The government is to launch a fresh bid to save the High Street after admitting the Portas Review had not made progress fast enough to stop the spiral of decline.
A new Future High Streets Forum will urge towns to make more significant changes to adapt to the shift to online shopping, which has seen a spate of nationwide business casualties since the start of the New Year, including Jessops, HMV and Blockbuster.
It is bringing in industry, academics and trade organisations, whose leaders have previously attacked the lack of concrete inroads made by the Portas Review and accused the process of being too led by personality.
Members include representatives from John Lewis, the British Retail Consortium, the British Property Federation, the British Council of Shopping Centres, the Association of Town & City Management and the Association of Convenience Stores.
The new forum will urge town planners and landlords to allow space within thousands of commercial properties in town centres to be turned back into housing to draw new shoppers in to struggling centres.
It will also seek more effective ways to slash the cost of parking and make it easier for redundant empty spaces to be used as pop-up shops.
“It is clear that our high streets will need to change to prosper,” said local growth minister Mark Prisk.
“There is already great work being done across the country to revitalise the town centres, but it needs to spread further faster.”

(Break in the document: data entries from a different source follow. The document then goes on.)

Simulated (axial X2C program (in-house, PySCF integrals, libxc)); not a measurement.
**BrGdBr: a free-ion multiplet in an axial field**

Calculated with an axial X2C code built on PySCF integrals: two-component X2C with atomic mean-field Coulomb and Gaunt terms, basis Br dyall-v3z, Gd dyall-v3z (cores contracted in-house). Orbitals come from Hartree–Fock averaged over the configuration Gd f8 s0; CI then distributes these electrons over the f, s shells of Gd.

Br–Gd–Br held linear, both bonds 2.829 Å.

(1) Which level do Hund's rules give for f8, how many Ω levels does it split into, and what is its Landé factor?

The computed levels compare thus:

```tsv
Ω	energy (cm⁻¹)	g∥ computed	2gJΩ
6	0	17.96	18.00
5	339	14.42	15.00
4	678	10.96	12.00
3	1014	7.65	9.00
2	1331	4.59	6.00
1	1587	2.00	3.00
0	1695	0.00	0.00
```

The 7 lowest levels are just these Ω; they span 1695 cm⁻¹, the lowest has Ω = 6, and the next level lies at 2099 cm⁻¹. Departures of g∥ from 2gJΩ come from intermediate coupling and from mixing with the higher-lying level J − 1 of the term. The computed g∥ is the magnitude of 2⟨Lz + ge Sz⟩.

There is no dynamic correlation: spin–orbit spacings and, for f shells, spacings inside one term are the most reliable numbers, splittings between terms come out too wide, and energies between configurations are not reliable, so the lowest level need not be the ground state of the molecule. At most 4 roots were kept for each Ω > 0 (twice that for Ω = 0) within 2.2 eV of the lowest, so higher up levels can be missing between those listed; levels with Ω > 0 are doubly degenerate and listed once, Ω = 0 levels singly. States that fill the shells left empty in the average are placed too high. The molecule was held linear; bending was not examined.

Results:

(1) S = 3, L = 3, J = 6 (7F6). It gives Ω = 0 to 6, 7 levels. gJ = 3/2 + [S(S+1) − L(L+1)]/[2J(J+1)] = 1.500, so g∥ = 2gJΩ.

The move was described as a “positive step towards delivering real changes” by ACS CEO, James Lowman.
The announcement comes weeks after the new director general of the BRC, Helen Dickinson, told The Grocer the work to save the High Street had been too driven by the cult of personality and achieved little by way of significant results.
Dickinson also said that while Portas’ involvement had raised the profile of the crisis facing the UK’s retailers, it had made few real inroads.